A report studying ways to make the US Postal Service more efficient has recommended that the agency work with the Department of Homeland Security to develop sender identification technology for all US mail.
In a final report, the president's commission on the US Postal Service said sender identification technologies such as "personalised stamps" that embed digital identification information would not only improve mail tracking and delivery operations, but would also enhance the security of the entire mail system.
But civil liberties groups and some private-sector technologists fear that requiring intelligent mail for all users of the postal service is over-reacting to the threat of terrorism.

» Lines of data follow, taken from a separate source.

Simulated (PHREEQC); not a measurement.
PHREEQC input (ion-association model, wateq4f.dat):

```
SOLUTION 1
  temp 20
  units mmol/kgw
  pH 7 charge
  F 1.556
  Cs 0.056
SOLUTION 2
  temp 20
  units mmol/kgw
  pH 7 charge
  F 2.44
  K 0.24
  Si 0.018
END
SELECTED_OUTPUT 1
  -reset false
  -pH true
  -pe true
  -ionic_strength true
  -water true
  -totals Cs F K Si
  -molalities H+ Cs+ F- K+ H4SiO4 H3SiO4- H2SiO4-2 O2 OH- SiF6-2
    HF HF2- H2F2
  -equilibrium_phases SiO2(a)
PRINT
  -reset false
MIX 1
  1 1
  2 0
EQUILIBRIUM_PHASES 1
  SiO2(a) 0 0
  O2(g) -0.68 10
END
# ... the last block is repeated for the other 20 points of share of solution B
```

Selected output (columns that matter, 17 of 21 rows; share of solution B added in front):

Lee Tien, a senior staff attorney at the Electronic Frontier Foundation, a privacy watchdog group, said intelligent mail raises serious issues. "It's a free-speech and anonymity problem," he said.
Making intelligent mail mandatory would probably require congressional approval, Tien said, adding that "right now there is no legal requirement for anybody to scribble a return address on an envelope".
Tien also said it would be difficult to imagine how the privacy rights of ordinary citizens and whistle-blowers could be guaranteed if the use of intelligent mail was required by law.
Ron Quartel, chairman and chief executive officer of FreightDesk Technologies, a firm that develops technologies for the shipping industry, said intelligent mail would be unlikely to have much effect on commercial mailers since most commercial transactions are already semi-public.
It would, however, have a "huge dampening effect" on the personal use of mail, he added.
The focus on security stems from the 2001 anthrax attacks that took advantage of the anonymity provided by the US mail system to kill or expose workers at NBC News headquarters, the Capitol Hill offices and various post offices.
"Intelligent mail could allow the postal service to permit mail-tracking and other in-demand services via a robust website that ultimately becomes the equivalent of an always open, full service post office," the commission report states.
"Intelligent mail also can significantly improve mail security through enhanced traceability, and could lead to substantial savings through sophisticated, real-time logistics management."
A spokesperson for the Postal Service said that although the development of intelligent mail is a big issue for the service, the commission report is still under review and it would be premature to discuss future plans.
Ari Schwartz, associate director of the Center for Democracy & Technology, said intelligent mail was created first as a commercial tool to boost efficiency. But to use it as a homeland security tool raises questions about both effectiveness and privacy.
"The anonymity of the mail is something that the Postal Service has been proud of," Schwartz said. "The history of the country is such that we want people to be able to speak anonymously, and taking away [anonymous mail] altogether does not seem to be a good idea."